The fact that Asia needed LNG urgently was further supported by the fact that January 2021 LNG arrivals have reached an all-time high of 28 million tons LNG. A whopping 23 percent of this came from Qatar and only 6 percent and 5 percent, respectively, from the United States and the Russian Federation. The oil-linked nature of Qatar’s LNG exports has for once turned out to be beneficial for the buyers at large, being naturally capped to the price of the global benchmark they could only increase as high as crude did. Luckily for Asian buyers nominating term volumes from Qatar lately, crude was largely stagnant amidst surging Asian LNG prices. For Qatargas this was an impressive tour de force after all the travails with Ras Laffan liquefaction trains necessitating unplanned maintenance.
Simultaneously to Qatar deluging the Asian market with its LNG cargoes, its supplies to Europe have plummeted by an unprecedented measure. After a gradual ramp-up of exported volumes, Qatar’s monthly LNG exports have averaged up to 1.95 million LNG tons per month in 2019 and for most of 2020. Qatar’s interest in having a safe outlet in Europe was genuine and seemed to usher further growth. In 2020, Qatargas has signed two important infrastructure deals with UK’s Isle of Grain LNG and France’s Montoir-de-Bretagne LNG terminals, in both cases booking their capacities for a period of 35 and 25 years, respectively.
Add to this Qatar’s 2019 storage and liquefaction agreement with Belgium’s Zeebrugge LNG terminal and one can see a fairly thorough plan on increasing LNG volumes going into Europe and staving off potential rivals. Fast-forward to January 2021 and Qatari LNG supplies to Europe, despite the Old Continent having a rather usual winter season, plummet 0.54 million tons LNG. The January 2021 result is not a one-off result, December 2020 exports to Europe are only marginally higher at 0.65 million tons LNG, throughout the winter of 2020/2021 Qatari supplies to Europe have fallen to a third of their former loads. Concurrently to Qatar fortifying its hold with some Atlantic Basin terminals, its spot deliveries to European buyers have suffered dreadfully, especially in H2CY20.

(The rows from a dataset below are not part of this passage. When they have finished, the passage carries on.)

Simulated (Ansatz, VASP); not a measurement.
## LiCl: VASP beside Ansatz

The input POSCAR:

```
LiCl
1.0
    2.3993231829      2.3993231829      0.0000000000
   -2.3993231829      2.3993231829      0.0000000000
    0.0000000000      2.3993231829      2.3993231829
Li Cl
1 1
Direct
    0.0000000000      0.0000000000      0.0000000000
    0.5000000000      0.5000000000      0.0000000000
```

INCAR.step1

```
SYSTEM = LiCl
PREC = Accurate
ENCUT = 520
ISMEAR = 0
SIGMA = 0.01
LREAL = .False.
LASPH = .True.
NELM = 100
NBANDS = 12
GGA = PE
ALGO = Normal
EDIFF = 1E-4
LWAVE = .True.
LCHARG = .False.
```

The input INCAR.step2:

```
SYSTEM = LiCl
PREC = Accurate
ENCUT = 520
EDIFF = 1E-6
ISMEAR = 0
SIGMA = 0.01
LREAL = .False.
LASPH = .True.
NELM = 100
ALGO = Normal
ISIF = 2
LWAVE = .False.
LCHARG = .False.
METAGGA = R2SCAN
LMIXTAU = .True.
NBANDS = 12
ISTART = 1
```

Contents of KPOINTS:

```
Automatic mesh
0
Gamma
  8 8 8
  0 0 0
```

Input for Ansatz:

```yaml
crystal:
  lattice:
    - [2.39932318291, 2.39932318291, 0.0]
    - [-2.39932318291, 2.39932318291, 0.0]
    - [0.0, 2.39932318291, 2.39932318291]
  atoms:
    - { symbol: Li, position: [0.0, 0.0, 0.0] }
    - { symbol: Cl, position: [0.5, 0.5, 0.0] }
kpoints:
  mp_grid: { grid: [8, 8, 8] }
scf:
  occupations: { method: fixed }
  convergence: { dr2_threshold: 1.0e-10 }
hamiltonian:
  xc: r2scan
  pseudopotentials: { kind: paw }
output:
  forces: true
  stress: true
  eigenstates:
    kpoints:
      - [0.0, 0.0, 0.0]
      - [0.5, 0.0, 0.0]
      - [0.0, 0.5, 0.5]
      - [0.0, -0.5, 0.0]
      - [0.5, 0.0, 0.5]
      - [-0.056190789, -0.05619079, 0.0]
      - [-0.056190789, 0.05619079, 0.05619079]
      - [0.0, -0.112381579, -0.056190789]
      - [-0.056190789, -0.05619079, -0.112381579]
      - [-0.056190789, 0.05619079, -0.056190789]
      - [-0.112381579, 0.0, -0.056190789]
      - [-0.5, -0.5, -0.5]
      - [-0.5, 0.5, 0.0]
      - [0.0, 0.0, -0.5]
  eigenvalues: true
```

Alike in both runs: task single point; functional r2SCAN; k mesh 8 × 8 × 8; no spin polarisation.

Interestingly, the highest Qatari LNG exports to Europe have ever gotten was in April 2020 when a total of 2.79 million tons LNG was loaded at Ras Laffan. It was roughly at that time when it had to decide which markets would it prefer to safeguard and, for obvious reasons, it chose to fight for those that yielded the highest profits. This meant exporting less to spot-heavy economies like Spain and focus on Belgium, Italy and the United Kingdom, gradually complemented by France. Reorienting its market reach on Atlantic consumers turned out to be a prudent assumption for Qatar – most of Russia’s oil-linked long-term pipeline contracts have started to reflect Brent plummeting in the spring months of 2020 exactly at a time when the Asian price upswing started.
Such a tangible market shift would surely incline Qatar’s LNG peers and rivals to seek a similar strategy and try their luck with Northeast Asia. Upon closer perusal, it becomes evident that Qatar is quite unique in the extent of its Asian pivot. Russia’s Yamal LNG exports towards China usually climb up in the summer months when the Northern Sea Route is navigable, on the score of which its December-January exports have more than halved compared to the peak season of July-September. LNG exports from the United States do not face such encumbrances and thus could see a similar upswing as the Qatari ones – and they did, though the monthly peak in terms of departures was reached in November 2020, two months before the price surge. January 2021 LNG loadings en route to Asia dropped back.